Melt the butter in a large, deep skillet over medium-high heat. When it starts foaming, add the haricot verts. Cook them, stirring to coat them in the butter, for 1 minute.
4 tablespoons butter, 1 pound haricot verts
Season the haricot verts with kosher salt, garlic powder, and dried thyme. Cook, stirring, for 3 minutes.
1 teaspoon Diamond Crystal Kosher Salt, ½ teaspoon garlic powder, ½ teaspoon dried thyme
Add ¼ cup of water to the pan and cover.
Reduce the heat to medium. Cook the haricot verts until tender-crisp, for 4-5 minutes.
Remove the lid. Season the haricot verts with freshly ground black pepper. Stir in the lemon juice.
¼ teaspoon black pepper, 1 tablespoon lemon juice
Transfer the haricot verts to a serving plate using tongs or a slotted spoon. Serve immediately.
Video
Notes
Seasonings, especially salt, are guidelines - adjust to taste.
I opt to saute the haricot verts in butter, add water, and cover the pan. This is an easier method than blanching the beans (briefly submerging them in boiling water and then plunging them into ice water) and then sauteing them, and it produces comparable results.

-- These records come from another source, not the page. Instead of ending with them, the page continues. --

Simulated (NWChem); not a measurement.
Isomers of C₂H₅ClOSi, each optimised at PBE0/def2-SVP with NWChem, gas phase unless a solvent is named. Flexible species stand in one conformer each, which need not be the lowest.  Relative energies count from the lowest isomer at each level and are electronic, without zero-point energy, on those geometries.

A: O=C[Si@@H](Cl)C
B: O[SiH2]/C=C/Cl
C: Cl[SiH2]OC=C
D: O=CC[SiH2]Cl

You can use frozen haricot verts, but the result won't be as good. It's best to use fresh ones. If you opt for frozen, you don't need to thaw them first.
You can keep the leftovers in an airtight container in the fridge for up to five days. Reheat them covered in the microwave or uncovered in a 350°F oven. You can also freeze them for up to three months.